The Writing: Should I get an MFA if...I live in New York City?

The end of summer has finally reached me and I’m here a day earlier than usual because of my moving and new class schedule.

Today, I’m continuing the MFA series. You can read the first installment here: Should I get an MFA if…I want structure around my writing?.

Should I get an MFA if...I live in New York City?

I’d love to hear your take, too, if you moved to a city to “make it” as a writer without an MFA or if you moved for an MFA outside of NYC. Unfortunately I only have the perspective of the path I took.

Answer below. As usual, I’ll be here for the next 45 minutes!


The answer to this question depends on what you're actually asking. If you want to become a writer, that's free to do and you can do it anywhere. But I think we all know: this question should really read "should I get an MFA if...(I want to make money off it and) I live in New York City?"

This Leslie Jamison essay already breaks down how ironic this binary is. In short, she writes that the MFA with its academic machinery and the publishing industry in New York City usually comprise a portfolio of a successful writer's portfolio. I agree with her.

Over the years, I've chosen NYC time and time again over an MFA. I took classes from literary institutions across the city. If I chose well, the content of the classes were not much different than what was offered at MFAs—the teaching artists were the same and their classes just as useful or interesting, with one key difference: there were no office hours, and the classes usually were 4-6 weeks vs. the 12 weeks of the university system. There was also little continuity between those who I was taking class with, both between instructors and other students. That famous writer you're rubbing shoulders with on the street doesn't have a reason to pay attention to you outside of the hours you're spending in class.

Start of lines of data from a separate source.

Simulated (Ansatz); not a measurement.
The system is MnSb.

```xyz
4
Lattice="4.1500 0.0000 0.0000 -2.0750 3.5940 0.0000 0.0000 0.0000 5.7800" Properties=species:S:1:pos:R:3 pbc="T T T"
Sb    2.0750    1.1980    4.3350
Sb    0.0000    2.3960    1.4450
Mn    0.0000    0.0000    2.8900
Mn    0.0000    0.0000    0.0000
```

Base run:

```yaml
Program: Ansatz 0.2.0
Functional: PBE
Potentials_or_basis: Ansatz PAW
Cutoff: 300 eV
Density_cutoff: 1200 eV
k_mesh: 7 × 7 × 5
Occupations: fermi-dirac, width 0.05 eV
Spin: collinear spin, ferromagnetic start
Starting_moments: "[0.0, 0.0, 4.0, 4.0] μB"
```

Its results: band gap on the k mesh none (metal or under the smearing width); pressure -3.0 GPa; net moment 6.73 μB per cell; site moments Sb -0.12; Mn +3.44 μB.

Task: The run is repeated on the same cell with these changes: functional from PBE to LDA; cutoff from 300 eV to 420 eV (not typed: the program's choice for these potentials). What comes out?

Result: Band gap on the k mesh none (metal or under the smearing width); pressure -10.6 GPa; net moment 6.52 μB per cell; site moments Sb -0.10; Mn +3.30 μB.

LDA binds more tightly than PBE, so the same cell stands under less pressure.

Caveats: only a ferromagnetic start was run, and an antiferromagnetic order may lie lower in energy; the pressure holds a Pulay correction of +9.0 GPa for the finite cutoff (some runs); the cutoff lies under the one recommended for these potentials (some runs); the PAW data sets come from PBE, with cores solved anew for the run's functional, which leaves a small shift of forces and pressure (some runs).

Economically speaking, I took maybe 8 classes for around $400 each, totaling $3200 compared to the average cost of, say, a program like Columbia, which was about $65k this year in tuition alone. (This point doesn't matter, though, because you've already taken my advice to never take on debt or pay for a program! ) It only took one class to pay off—one writing master class turned into a small group of friends with whom I navigated and questioned Submittable, cover letters, and workshops together for years.

Access, I think, is the real difference. Access is a class issue and not only on the student side. A writer who's not sure where their next paycheck is coming from doesn't have the luxury of extra time to get coffee with you or write your next recommendation, let alone everyone in the class. It's not personal—it's simply the (messed up) reality of class within the literary community. (If you've met an independent writer who's not working a second job or independently wealthy who's still willing to do work like this, recognize that and at think about compensating them fairly if you have the resources). At an MFA, your professors will, at least, give you some attention, even if it's just 10 minutes a semester. And it matters for recommendations, which plug into a prestige economy that I am honestly too tired to talk about right now (but maybe someone can pay me to, haha).

I felt this lack of access acutely as a teenager in the Midwest; I even felt it when I was working in tech in NYC, treating poetry as my serious "side thing." While I could go to as many poetry readings I wanted, if I went alone, I left events right as they ended to avoid awkwardly standing there while people closed ranks in their friend groups. This stopped only after years of publishing, reading, and curating events in New York myself, enabled by my day job, which enabled my getting mental health support and getting my basic needs met. There's also a class reason behind being able to show up day after day.

An MFA is a professional degree, but don't get one to become a "professional writer."

Here is the non-starter: do not, under any circumstances, go into debt or pay to get an MFA. Do not pass go. Do not collect $200. If you're convincing yourself because you were raised to believe that a professional education is supposed to open doors, read my column 'Money Seems More Real Than My Art.'

If your only concern is getting a tenure-track job in creative writing, the only doors it will open are maybe, *maybe,* a university mandating that you have a terminal degree in your field in order for you to teach there. More likely than that, though, you will be applying to adjunct with no guaranteed benefits. Jobs are scarce and you'll also be up against writers who have gone on to get creative writing PhDs, increasingly popular as the market continues to thin out. The professionalization of creative writing programs, too, is a very recent, 1950s-and-onward, development. There's a point when your resume can end up outshining the letters after your name, anyway, as a teaching artist.

To repeat it differently: do not get an MFA (and don't become an artist) to make money. My first publication paid me a respectful, and surprising, $20 for five poems, and that was the most money I made for at least the first couple of years. I was grateful and proud to buy a meal with my first poetry earnings. Fast-forward to now—even in my early successes as a writer, I usually am at a loss or net out year-over-year and mostly live off savings I earned while working in tech.

There's obviously more to say about this, but I'll leave it to this for now, unless someone wants me to commission me to write the essay, haha.